It’s certainly his most straightforward film: a revenge epic inspired by Norse mythology, The Northman is basically Shakespeare’s Hamlet in everything but name. That’s not an accident, as the story of Prince Amleth (Alexander Skarsgård), who vows vengeance on his power-hungry uncle (Claes Bang) for murdering his father (Ethan Hawke) and stealing his rightful place on the throne, is the basis for the Shakespeare classic.

Eggers’ film is a little too slavishly devoted to adapting the original tale, but his bold injection of surreal, brutish artistry into the action epic is still miles more exciting and daring than most other modern tentpoles. And while Eggers may mostly credit The Northman as being a blockbuster-sized training ground for him to hone the skills he needed for his longtime passion project, Nosferatu, it should be considered more than a stepping stone in the director’s filmography.

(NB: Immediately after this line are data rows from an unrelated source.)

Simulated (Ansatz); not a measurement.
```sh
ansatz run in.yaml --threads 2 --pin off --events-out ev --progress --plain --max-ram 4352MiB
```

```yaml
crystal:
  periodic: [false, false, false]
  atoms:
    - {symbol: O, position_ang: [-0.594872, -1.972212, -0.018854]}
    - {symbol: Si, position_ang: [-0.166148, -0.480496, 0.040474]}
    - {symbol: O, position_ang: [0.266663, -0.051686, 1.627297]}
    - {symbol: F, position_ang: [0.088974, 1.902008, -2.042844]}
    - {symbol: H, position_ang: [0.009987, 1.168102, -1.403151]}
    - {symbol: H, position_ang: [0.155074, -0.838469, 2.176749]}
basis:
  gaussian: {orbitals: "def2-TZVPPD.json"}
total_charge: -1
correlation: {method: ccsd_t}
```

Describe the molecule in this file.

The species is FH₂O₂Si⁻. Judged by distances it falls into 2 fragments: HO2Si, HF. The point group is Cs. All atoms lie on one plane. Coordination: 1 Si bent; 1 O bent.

The Northman follows Amleth (Skarsgård), an exiled prince of a Viking kingdom in the North Atlantic driven from his home after his uncle Fjölnir (Bang) murdered his father (Hawke), kidnapped his mother (Nicole Kidman), and stole his throne. But Amleth escaped his fate by biting off the nose of the soldier that Fjölnir sent to slay him.

Twenty years later, Amleth has become a hardened Viking berserker who captures slaves for various Nordic kings. But after one particularly bloody raid, Amleth receives a vision of an eyeless seer (Bjork), who reminds him of his vow for vengeance. When he hears that one group of slaves will be sent to King Fjölnir, whose once-great kingdom has diminished to a small farmstead in Iceland, he stows away as a slave. On the boat to Iceland, he strikes up an unexpected connection with fellow slave Olga (Anya Taylor-Joy), who offers him her witch-like powers to aid his quest. But when he arrives in the barren land where the remains of his former kingdom now live, Amleth's quest takes a turn for the strange.

Skarsgård and Taylor-Joy in one of The Northman’s less wild moments.

Focus Features

Eggers’ singular talent for making his period pieces feel distinctly of the time kind of bites him in the butt with The Northman. Blame Shakespeare for being the cornerstone of Western storytelling and establishing the very familiar and classic narrative structure that The Northman follows to a tee. As a result, the film’s structure and tone can feel a little too airless and archaic for modern audiences.

But The Northman is far from boring. Eggers employs surreal cosmic imagery and several phantasmagoric sequences that elevate the film beyond other action epics. While its revenge tale is familiar and its endless onslaught of bone-crunching gore slightly tedious, each fantastical vision — whether it be a cackling, eye-less Bjork, skeletal warriors that spring to life, or blue-eyed gods screaming in triumph — feels like something we’ve never seen before. Ditto the film’s more primal touches, like the pagan ritual in which Ethan Hawke and Willem Dafoe howl at each other like wolves in a cave, or the climactic battle in which Amleth and his uncle battle each other inside a volcano while stark naked.

The Northman might be Eggers’ least interesting movie, but that doesn’t make it any less awesome. It may not be rewriting the cinematic language of revenge movies, but its brutal action and brief brushes with the fantastical show that there’s plenty of new ground to tread in the age-old narrative.

The Northman is streaming now on Peacock.